An Asian-American Fairfax High School student asks Ethiopian-born Taktu (Rachel) Yasu how long it took her to learn English. An African-American classmate wants to know if she encountered racism in her native Israel. Another African-American senior inquires if there are any Jews left in Ethiopia. After two weeks touring schools in the L.A. Unified School District and meeting students face to face, Yasu is used to these questions by now.

Yasu is one of eight students visiting from Israel under the auspices of the Anti-Defamation League’s (ADL) “Children of the Dream” program. The ADL views the Ethiopian-Israelis as the natural choice to increase understanding between Jews and other ethnic groups, particularly African-Americans.

“Children of the Dream” began in L.A. six years ago and has since expanded to cities nationwide, including Detroit and Washington D.C.
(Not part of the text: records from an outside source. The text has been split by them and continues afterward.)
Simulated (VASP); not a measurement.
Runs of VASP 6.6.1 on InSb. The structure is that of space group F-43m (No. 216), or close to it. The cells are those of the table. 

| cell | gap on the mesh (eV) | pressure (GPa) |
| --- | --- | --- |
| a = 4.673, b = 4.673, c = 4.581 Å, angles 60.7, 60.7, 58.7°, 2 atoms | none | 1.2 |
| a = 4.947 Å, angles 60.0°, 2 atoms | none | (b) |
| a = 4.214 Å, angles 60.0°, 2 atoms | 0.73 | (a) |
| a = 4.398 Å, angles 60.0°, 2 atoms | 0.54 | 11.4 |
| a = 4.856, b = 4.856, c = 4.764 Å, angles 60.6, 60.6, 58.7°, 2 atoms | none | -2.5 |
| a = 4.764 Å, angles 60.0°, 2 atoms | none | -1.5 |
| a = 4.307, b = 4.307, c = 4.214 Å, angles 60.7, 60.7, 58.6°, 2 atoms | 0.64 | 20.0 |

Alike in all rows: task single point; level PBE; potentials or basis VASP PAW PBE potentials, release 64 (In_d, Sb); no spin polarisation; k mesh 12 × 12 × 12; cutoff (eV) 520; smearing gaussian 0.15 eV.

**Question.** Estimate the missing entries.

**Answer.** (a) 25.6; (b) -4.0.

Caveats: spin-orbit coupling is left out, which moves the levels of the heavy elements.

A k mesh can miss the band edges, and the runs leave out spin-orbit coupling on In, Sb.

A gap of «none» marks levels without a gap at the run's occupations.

The visit to schools like Fairfax High is only Phase I of the ADL’s program. Phase II will send a cross-section of American students of various ethnicities to Israel to become better acquainted with the environment within which the Ethiopian-Israelis thrive, and Phase III will create a structure where local Jewish students will get together with local students of color on a monthly basis to work together on a community project. The aim is to create dialogue and defuse the impulses that create racial hatred and anti-Semitism.

Accompanying the Ethiopian students from class to class is Phyllis Gerably, assistant director of ADL’s Israel office in Jerusalem, who herself made aliyah years ago, from her native Santa Barbara to Israel, where she now lives with her family.

In Jeff Jolna’s British History honors class, the Fairfax High seniors listened with rapt attention as Yasu, 21, told the class about her personal ordeal, fleeing at age 5 with her family from her native Ethiopia — which refused to let its Jews leave the country — and walking for two months to Sudan, where Ethiopian Jews were housed in refugee camps. Yasu recounted how the Mossad, as part of Operation Moses, helped shuttle the Ethiopian Jews covertly into Europe — through Rome and Paris — before delivering them to safety in Israel.

The Fairfax students mingled with Yasu and her friend, 18-year-old Twodaj (Ahuva) Ayelin, as they swapped questions regarding tastes in music and entertainment. Several boys even invited them out to lunch and a basketball game.

“It’s sad that we don’t have a deeper connection with Africa… ” said Fairfax student Helena Perry, 16. “As African-Americans, we lack that advantage. I don’t even know which tribe I’m from,” said Perry, who believes that slavery helped disconnect black Americans from their African heritage.

An interesting by-product of the cultural exchange came about when Jolna encouraged his own students to introduce themselves. Through humor, Jolna, a gregarious New Yorker of Russian-Jewish origin, created an atmosphere of acceptance between his class and the visitors as he asked his predominantly minority students to share their cultural background with the Ethiopians. From this exercise, Yasu learned that many of the students sitting before her — at face value African-Americans and Latinos — were, in fact, multicultural in ethnicity. One boy’s parents originated from El Salvador and Turkey, while several African-American students were part Italian, Irish or Native American in heritage, and a Latina girl said she was half Hawaiian. When one of his students told the class that her parents each hailed from North and South Korea, Jolna jokingly inquired, “Do they get along?”

In addition to Fairfax High, the Ethiopian teens and twentysomethings made stops at eight other high schools: Venice, Bravo Magnet, Jefferson, L.A.C.E.S., Downtown Business Magnet, Kennedy, Jordan and Hamilton, where the visiting students sang with the high school’s gospel choir. Said Yasu of the L.A. students she has met over the last two weeks, “They are very curious… They all want to know how they treat us [in Israel]. That is the main question.”